Elliott Smith's live track 'Some Song' gets posthumous release, fans say they miss the 'most underrated' singer
This is the second preview single from the upcoming 'Live at Umbra Penumbra' album, out on August 28, courtesy of the Kill Rock Stars record label
Elliott Smith left us in October 2003, but the dark and introspective leanings of the beloved singer-songwriter have left an indelible imprint on millions of his fans. The Oscar-nominated artiste's songs were often filled with sensitivity and melancholia, powered by his trademark whispery voice, poetic lyrics and an ingenious sense of harmony. And now, after five studio albums during his lifetime and quite a few records released after his death, we have yet another posthumous Smith release, courtesy of the indie record label Kill Rock Stars. This time it's a new song that features as the second preview single from the soon-to-be-released full-length collection of Smith's live numbers.
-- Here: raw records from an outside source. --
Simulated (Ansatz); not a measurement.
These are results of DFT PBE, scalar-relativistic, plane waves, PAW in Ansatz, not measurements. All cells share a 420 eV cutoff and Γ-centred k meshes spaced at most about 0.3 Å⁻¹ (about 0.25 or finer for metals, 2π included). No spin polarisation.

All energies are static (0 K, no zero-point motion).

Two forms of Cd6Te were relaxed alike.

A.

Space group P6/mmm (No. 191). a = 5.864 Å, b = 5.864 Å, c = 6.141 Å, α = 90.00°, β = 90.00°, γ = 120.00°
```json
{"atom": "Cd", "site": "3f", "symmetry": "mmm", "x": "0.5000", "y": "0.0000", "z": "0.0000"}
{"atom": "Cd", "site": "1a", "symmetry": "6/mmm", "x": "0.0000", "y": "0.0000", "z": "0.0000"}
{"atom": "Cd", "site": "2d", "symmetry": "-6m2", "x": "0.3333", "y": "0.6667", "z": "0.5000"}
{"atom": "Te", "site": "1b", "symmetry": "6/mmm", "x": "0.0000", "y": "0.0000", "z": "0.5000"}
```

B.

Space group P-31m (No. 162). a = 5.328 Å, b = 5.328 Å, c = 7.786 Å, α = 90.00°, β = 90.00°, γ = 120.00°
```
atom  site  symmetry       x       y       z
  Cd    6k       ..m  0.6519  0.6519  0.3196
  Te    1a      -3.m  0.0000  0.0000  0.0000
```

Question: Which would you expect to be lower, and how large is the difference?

The new track titled 'Some Song' is a previously-unreleased live recording from the upcoming album 'Live At Umbra Penumbra', which will be out on August 28 this year. On this track, we can hear the 'Miss Misery' singer introduce his new song to the audience. "Got a rock song I’d like to play," Smith tells the crowd, before launching into the song while strumming the acoustic guitar. "It’s a junkie dream, makes you so uptight / Yeah it’s Halloween tonight and every night," he declares, before segueing into the moody chorus that goes, "Help me kill my time / 'Cause I’ll never be fine."
'Some Song' is the latest Smith song to grace our ears this year, following the previous release of 'Big Decision' in May. The forthcoming album 'Live At Umbra Penumbra' was actually recorded on September 17, 1994, at a cafe called Umbra Penumbra in Portland, Oregon. It's also notable for being the earliest solo recordings ever sourced from the 'Between The Bars' singer's catalog.
This new album was produced by Larry Crane, the official archivist for Smith's estate, using a high-quality cassette that belonged to Casey Cyrnes. In addition to this, and to celebrate the 25th anniversary of his second record, Kill Rock Stars is also re-issuing Smith's self-titled 1995 album, 'Elliott Smith: Expanded 25th Anniversary Edition'. Both these special releases will be accompanied by a 52-page Smith coffee table book, which features handwritten lyrics and plenty of previously unseen photographs by JJ Gonson, whose work features on the cover art for the original 'Elliott Smith' album.
"At KRS we follow the direction of Elliott’s family," Kill Rock Stars founder Slim Moon stated. "They have always expressed a desire for us to honor his legacy by keeping the albums available, and by bringing his music to new generations of listeners. As the industry has changed, we've worked hard to make sure Elliott's legacy is available for new fans to discover and old fans to re-discover. He was a genius songwriter as well as a great musician, and we are honored to be able to help keep his legacy vibrant for every new generation."
He also added, "As the person who originally signed him to Kill Rock Stars, starting with the ‘Needle in the Hay’ single and this self-titled album, I am especially passionate about putting forward reminders of this phase of his career — his magic as a solo performer and as a writer of songs for simply guitar and voice with little or no accompaniment." He added, "I also really want him to be remembered for his humor, warmth, and absurdist sense of irony."
Considering Smith's songs were drenched in dark humor and pensive soul-searching, one fan tweeted, "2020 hasn’t been depressing enough, so it definitely makes sense that we’ll get a new Elliott Smith live album." Another fan said, "I adore Elliott Smith. Still so missed." A longtime admirer of Smith's work also declared he was the "most underrated and under-appreciated singer/songwriter", while another noted that he recorded "fragility and boldness" in equal measure. Another awestruck fan concluded, "Elliott Smith died 17 years ago and still no one has ever even come close to him."
One more said, "I miss this man, he taught me how to play guitar. Beautiful music, thoughts and feelings."
It's touching to see these tributes even today, and we can take solace in the fact that the troubled young artist is still greatly appreciated and admired long after his untimely death at the age of 34.